12.2 Custom Types and Serialization

12.2 Custom Types and Serialization
Prev	12. Extending Cascading	Next

The Tuple class is a generic container for all java.lang.Object instances. Thus any primitive value or custom Class can be stored in a Tuple instance - that is, returned by a Function, Aggregator, or Buffer as a result value.

But for this to work when using the Cascading Hadoop mode, any Class that isn't a primitive type or a Hadoop Writable type requires a corresponding Hadoop serialization class registered in the Hadoop configuration files for your cluster. Hadoop Writable types work because there is already a generic serialization implementation built into Hadoop. See the Hadoop documentation for information on registering a new serialization helper or creating Writable types. Registered serialization implementations are automatically inherited by Cascading.

During serialization and deserialization of Tuple instances that contain custom types, the Cascading Tuple serialization framework must store the class name (as a String) before serializing the custom object. This can be very space-inefficient. To overcome this, custom types can add the SerializationToken Java annotation to the custom type class. The SerializationToken annotation expects two arrays - one of integers that are used as tokens, and one of Class name strings. Both arrays must be the same size. The integer tokens must all have values of 128 or greater, since the first 128 values are reserved for internal use.

During serialization and deserialization, the token values are used instead of the String Class names, in order to reduce the amount of storage used.

Serialization tokens may also be stored in the Hadoop config files or set as a property passed to the FlowConnector, with the property name cascading.serialization.tokens. The value of this property is a comma separated list of token=classname values.

Note that Cascading natively serializes/deserializes all primitives and byte arrays (byte[]), if the developer registers the BytesSerialization class by using TupleSerializationProps.addSerialization(properties, BytesSerialization.class.getName(). The token 127 is used for the Hadoop BytesWritable class.

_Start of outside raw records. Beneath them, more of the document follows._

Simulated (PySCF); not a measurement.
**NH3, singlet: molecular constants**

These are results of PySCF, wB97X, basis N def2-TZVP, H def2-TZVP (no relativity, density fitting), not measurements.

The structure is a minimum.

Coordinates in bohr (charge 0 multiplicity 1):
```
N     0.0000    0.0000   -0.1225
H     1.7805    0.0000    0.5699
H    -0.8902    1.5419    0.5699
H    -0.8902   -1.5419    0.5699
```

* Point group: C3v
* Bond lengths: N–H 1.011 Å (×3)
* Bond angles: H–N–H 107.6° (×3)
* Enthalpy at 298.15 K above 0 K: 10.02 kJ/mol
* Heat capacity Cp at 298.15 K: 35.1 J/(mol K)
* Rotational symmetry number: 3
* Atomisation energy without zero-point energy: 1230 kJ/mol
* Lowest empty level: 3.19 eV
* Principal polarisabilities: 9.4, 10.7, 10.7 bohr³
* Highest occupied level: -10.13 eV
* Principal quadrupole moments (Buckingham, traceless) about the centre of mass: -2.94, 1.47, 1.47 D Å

By default, Cascading uses lazy deserialization on Tuple elements during comparisons when Hadoop sorts keys during the "shuffle" phase.

Cascading supports custom serialization for custom types, as well as lazy deserialization of custom types during comparisons. This is accomplished by implementing the StreamComparator interface. See the Javadoc for detailed instructions on implemention, and the unit tests for examples.